Study material, at your fingertips
Web portal www.qpeka.com will launch a new segment dedicated to crowdsourcing educational content. CEO and co-founder Madhurima Naidu talks about the new initiative, which will be up and running in about two months
Thane-based writer Madhurima Naidu hails from a family of teachers and educationists. So when it was time for her to take over the running of the two-year-old self-publishing platform for fiction writing, www.qpeka.com three months ago, expanding the platform to include study material was a no brainer. “My father’s sister was a teacher at a municipal school,” explains Madhurima. “I have seen children, who didn’t have a privileged economic background, grow up to become doctors and engineers. So I have seen what education can do to you,” explains the CEO and co-founder of the website.
A screenshot of www.qpeka.com
The website, in its current format, allows writers to contribute fictional works of writing such as poems and stories. In less than two months’ time, Madhurima and her team will launch a new segment dedicated to study material, called The Study Table. The segment will include material on all subjects, be it Grade 5 mathematics or a college-level paper on English literature. “There is no single online forum that hosts that kind of literature,” elaborates the 33-year-old. Madhurima is especially keen to add educational texts in regional languages to the website. “That content in English will be included is almost a given. I want it to have content in any language — Assamese, Oriya, anything at all,” she says.
Anyone can contribute to the segment, adds Madhurima. “If you have some spare time, you can write something that is very basic -- for instance, you can explain what a noun or pronoun is, and upload that to the website. You can also have Hindi to English translations of the text and vice versa. Or, if you have a great book which explains a certain concept well, you can scan and upload it,” explains Madhurima, adding that while the concept may sound “futuristic”, it has the potential to change students’ lives.
The first formidable challenge is checking the quality and accuracy of the uploaded material. “We already have a basic quality check in place. Our readers can comment on the uploaded literature whereby verifying its use and authenticity. We are also looking at working within certain parameters, such as encouraging more schools, colleges and educational institutions to contribute,” explains Madhurima.
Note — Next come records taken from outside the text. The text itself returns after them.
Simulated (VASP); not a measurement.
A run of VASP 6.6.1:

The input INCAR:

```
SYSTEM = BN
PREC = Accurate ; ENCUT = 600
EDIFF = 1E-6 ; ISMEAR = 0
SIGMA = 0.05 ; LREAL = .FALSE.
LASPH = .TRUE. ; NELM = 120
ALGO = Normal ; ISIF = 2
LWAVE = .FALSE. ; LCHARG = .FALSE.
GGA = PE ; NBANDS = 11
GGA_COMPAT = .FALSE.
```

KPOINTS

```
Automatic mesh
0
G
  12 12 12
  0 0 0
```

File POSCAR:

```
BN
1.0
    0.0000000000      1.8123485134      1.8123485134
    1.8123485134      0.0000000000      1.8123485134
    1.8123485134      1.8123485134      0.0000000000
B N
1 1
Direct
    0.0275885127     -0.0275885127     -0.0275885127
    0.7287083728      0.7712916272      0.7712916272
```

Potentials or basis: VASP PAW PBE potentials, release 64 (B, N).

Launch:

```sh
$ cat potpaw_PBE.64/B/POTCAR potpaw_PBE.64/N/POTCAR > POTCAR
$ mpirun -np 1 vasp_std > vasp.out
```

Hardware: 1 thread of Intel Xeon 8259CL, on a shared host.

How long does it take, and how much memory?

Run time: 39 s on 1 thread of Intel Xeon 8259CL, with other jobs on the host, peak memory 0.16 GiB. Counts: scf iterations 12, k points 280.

She opines that the project is the perfect opportunity for people to give something back to the community. “Retired men and women, for instance, can use their time in a valuable way by contributing to the website,” she adds. To spread the word about the website, Naidu plans to contact schools and colleges. “We are going to ask them to allow us to talk to kids and attend PTA meetings. We are also looking at roping in NGOs. All this will take some time, as we first need to get a mechanism for quality control in place. I hope to make this into a social interaction platform where people can exchange notes, get in touch with each other and form groups,” she concludes.